INTERNATIONAL ARBITRATION AND MEDIATION - 5

 

an excerpt from ALTERNATIVE DISPUTE RESOLUTION 2001 EDITION
published by the llinois Institute for Continuing Legal Education

© 2001 by Stephen E. Smith

III. Drafting the International Arbitration Agreement

C. [23.5] Choice of Law

As has been pointed out aptly by Jan Paulsson, a noted text writer and practitioner in the ADR field,

[A]t least five different systems of law may become relevant during the course of an international arbitration:

the law that determines the capacity of the parties,

the law that determines the validity of the arbitration agreement,

the law governing the arbitration itself and in particular the procedure,

the law applicable to the substance of the dispute,

and

if there is a conflict of applicable substantive laws, the law under which that conflict is to be resolved

In general, the parties cannot make a choice of the law applicable to capacity, except (for instance) by incorporating a company in a particular country. The parties generally need not make an express choice in relation either to the law governing the validity of the arbitration agreement of the law governing the procedure of the arbitration itself. This will usually follow naturally from the circumstances; the proper law of the arbitration is generally that of the contract of which it is a part, and the law governing the conduct of the arbitration is generally that of the place of arbitration. Parties wishing to make explicit exceptions in either respect should seek expert advice before doing so.

J. Paulsson, Ch. 22:12 of R. Smith, ADR FOR FINANCIAL INSTITUTIONS (1995).

There are very important consequences that can arise from choice-of-law issues. Accordingly, the practitioner should not only formulate the substantive issues carefully, but should also consider the enforcement regime. See e.g., National Thermal Power Corp. v Singer Co. (3 Supreme Court Cases 91992) 551-573, XVIII Yearbook Commercial Arbitration 403 (1993). (The Indian Courts could enjoin the enforcement of the award outside of India anywhere even if the place of the arbitration was outside India. This means that effectively an action to set aside the award could be brought in India, hobbling the notion of deference to international arbitration awards that courts normally show them.)

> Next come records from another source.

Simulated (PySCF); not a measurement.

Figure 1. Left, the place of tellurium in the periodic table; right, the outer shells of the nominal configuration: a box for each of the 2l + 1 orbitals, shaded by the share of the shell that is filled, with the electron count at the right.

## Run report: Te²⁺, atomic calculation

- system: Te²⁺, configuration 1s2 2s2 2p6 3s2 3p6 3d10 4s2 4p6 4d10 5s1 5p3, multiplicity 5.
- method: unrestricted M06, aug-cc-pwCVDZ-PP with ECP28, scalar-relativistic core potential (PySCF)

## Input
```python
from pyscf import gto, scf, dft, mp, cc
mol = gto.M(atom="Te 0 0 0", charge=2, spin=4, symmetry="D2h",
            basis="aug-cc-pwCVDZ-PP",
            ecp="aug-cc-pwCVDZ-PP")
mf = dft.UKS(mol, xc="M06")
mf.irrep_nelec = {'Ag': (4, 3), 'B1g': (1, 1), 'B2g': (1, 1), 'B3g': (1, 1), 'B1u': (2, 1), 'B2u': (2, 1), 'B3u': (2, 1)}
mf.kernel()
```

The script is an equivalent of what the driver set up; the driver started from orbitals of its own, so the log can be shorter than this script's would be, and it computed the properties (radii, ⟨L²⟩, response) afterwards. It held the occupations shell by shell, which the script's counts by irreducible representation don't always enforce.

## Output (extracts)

While most arbitration rules require consideration of not only the terms of the agreement, but also trade usages with a view to honoring the parties’ intent at the time of contracting, there has been an increasing development of a modern-day international law merchant or lex mercatoria The concept of an international law merchant would be used in these sorts of matters in order to avoid the particularities of any given country’s.

Another approach is to designate no national law at all and base the award on "general principles of law." This is quite a convenient starting place to develop "concurrent laws" in which one party to a contract is a state or state agency. These general principles, or "public international law" are joined with national law in the case. Such a pluralistic approach assures that the national law meets a minimum international standard. When one party is a nation or national agency, it can be particularly helpful for the other party to insist in the contract that the national law will not be changed to that party’s detriment with respect to the venture or any arbitration arising in that country after the date of the execution of the contract.

Finally, in an attempt to assure that the parties will receive the method of resolution they chose by selecting arbitration, the parties should consider enabling the arbitral tribunal to act as amiable compositeurs, and render a decision not by reference to any specific national or other regime of rules, but rather ex aequo et bono or in equity and good conscience. This method is particularly beneficial when the parties hope to continue their business relationship.